Football Expert & Columnist
Gary Neville and Jamie Carragher's heated debate over Unai Emery's Arsenal
Last Updated: 21/08/18 11:35am
Jamie Carragher and Gary Neville are famous for their disagreements over the years and this week's Monday Night Football featured one of the liveliest debates to date.
The Sky Sports duo crossed swords over Unai Emery's approach at Arsenal and whether or not he needs to adapt following Saturday's 3-2 defeat at Chelsea.
Carragher insisted he doesn't currently have the right players to start attacks from the back, play a high defensive line or press from the front - and he argued he needs to mix things up in the short-term.
However, Neville drew on his experiences as Valencia manager and argued Emery should stick to his principles, no matter what.
Hit the video above to see the debate in full or read on for the condensed highlights...
CARRA: I think the manager has to adapt. Not throw away all his principles, but defend a little bit deeper. Has he got the players to press from the front? He hasn't got the pace at the back. Has he got a goalkeeper who can play out? I just think that to get through to January he has to adapt.
NEV: I think it's ignorant to suggest he has to adapt.
CARRA: Is it not stubborn from you to say that?
NEV: No. He has had six weeks to work. Unai Emery has been a coach for 10 years and has been successful. He has his idea and the players have to adapt to him. He has to find out over this first season which players can adapt to him and which players can't. Of course he will lose games. In the first season there will be some pain for Arsenal in this transition they are going through. I think it's dangerous to adapt.
I know this from my biggest learning in Valencia. I set off on a path of what I was going to do and didn't get results. The minute I started to adapt and take people away from my idea and do things different, I threw away the previous three or four weeks of work I'd done.
If he starts to work on one idea of playing out from the back, but then says knock it long, you start to get confusion in players' minds. I saw Sam Allardyce's comments on the radio, but Unai Emery is not trying to get eight points from five games to avoid relegation. He's trying to build a team to win the title. The last thing he should do, in my experience, which was a bad one, is change and adapt because his players will walk all over him.

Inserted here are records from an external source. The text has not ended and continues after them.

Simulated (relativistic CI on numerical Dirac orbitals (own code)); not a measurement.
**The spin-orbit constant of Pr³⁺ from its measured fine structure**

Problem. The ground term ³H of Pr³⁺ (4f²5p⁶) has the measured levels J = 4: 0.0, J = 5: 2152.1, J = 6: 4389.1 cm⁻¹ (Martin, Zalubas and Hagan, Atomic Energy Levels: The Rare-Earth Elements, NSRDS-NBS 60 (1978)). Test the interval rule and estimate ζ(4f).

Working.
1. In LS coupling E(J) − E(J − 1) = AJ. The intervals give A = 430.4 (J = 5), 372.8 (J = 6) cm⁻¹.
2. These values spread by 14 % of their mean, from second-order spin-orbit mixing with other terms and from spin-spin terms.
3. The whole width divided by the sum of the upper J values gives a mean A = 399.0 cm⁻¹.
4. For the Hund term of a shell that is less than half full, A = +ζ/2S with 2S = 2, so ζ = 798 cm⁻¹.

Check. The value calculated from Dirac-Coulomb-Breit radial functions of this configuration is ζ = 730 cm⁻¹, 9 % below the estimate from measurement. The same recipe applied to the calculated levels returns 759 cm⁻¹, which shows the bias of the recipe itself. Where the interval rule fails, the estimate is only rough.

CARRA: I didn't expect Arsenal to win these games, all I'm saying is the things I saw - trying to play out from the back, putting the keeper under pressure - why do that? Why play a high line when Mustafi can't run? Are we saying top-level players in the Premier League cannot adapt?
I'm not saying play it long. Maybe if they can't play it long, chip it to the full-back as Chelsea did on the second goal. You say managers shouldn't adapt, but three or four years ago we lauded Arsene Wenger when he went to Manchester City and changed his plan and got a great result. Do you expect every single team to play exactly the same way, no matter where they go?
NEV: No, but since that point a big change has happened in football coaching and in education. If you've got children at home you set standards of how you want them to behave. If they start to not do it and you let them get away with it they will walk all over you.
Pep Guardiola, Jurgen Klopp and Mauricio Pochettino don't have a plan B, they make plan A better. That is a different way of looking at it than we were used to. I played in a team that could counter-attack, go long or keep possession - we adapted during games. It's different now.
CARRA: But you've criticised people on this show for not having that plan…
NEV: We've never criticised Sam Allardyce or anybody for their style. We've always appreciated different styles. We've never asked a manager to change his style and you're asking him to change his style.
CARRA: I'm not asking him to change his style.
NEV: You are.
CARRA: I'm asking him to adapt and not leave himself in situations. Seven or eight times in that game they could have conceded a goal.
NEV: After five weeks?
CARRA: Hold on, I haven't finished…
NEV: Jamie's little PowerPoint that he's done here is lovely.
CARRA: You should have taken it to Valencia…
NEV: Goalkeeper comfortable on the ball? If Petr Cech isn't comfortable then he will bring [Bernd Leno] in. Start attacks from the back? If they can't he will bring new defenders in.
NEV: Hang on a second. The high defensive line? Pochettino does it, Guardiola does it. If he can't do it then he will get Mustafi out and bring somebody else in. Press from the front? If Ozil won't do it then he will get him out.
CARRA: That's not what we're talking about.
NEV: Don't change your ideas. This is the idea that all football mangers now want to go to.
CARRA: Yes, you're saying he's going to get these players out. I'm not saying his idea is wrong - it's what the best teams in the country do - but right now there's nobody in that teams that tick those boxes. You're talking about a lot of pain and the idea of a four or five-year contract, but what you were saying before about how you bring your children up is an Academy coach's way of thinking. Emery has got to get results. It is Arsenal Football Club. They should be A*, graduating for university people at that club.
NEV: In the first year they will be working it out, implementing his ideas and they'll be fifth or sixth. Next year they should be challenging for the top four after three transfer windows. The year after he should be moving up towards first, second or third.
My view is this is a three-year project to try and get his ideas into the players. The last thing he should do in the early phase is lose control of the dressing room by adapting and taking away his principles.
CARRA: Will he get three years? He'll have to get results. He'll get 12 months and he'll start the next season. I don't think Arsenal are going to sack Emery and they shouldn't no matter what. But I can't believe the idea that we can't ask the top-level people in the Premier League to adapt in a football game. You're telling me you can't give footballers certain other messages and they can't understand football that much.
NEV: Walk into a dressing room for four or five months and try and do it. You'll find the difficulty of trying to tell players three or four different instructions for the same role.
CARRA: The way we grew up… you can't coach players like that no more?
NEV: It's different! You've got to adapt.
CARRA: Why's it different?
NEV: We've got to adapt as coaches, not the players! The players have changed and education has changed. Young people have changed.
CARRA: You sound like the Education Secretary!
NEV: You sound like a prehistoric old man!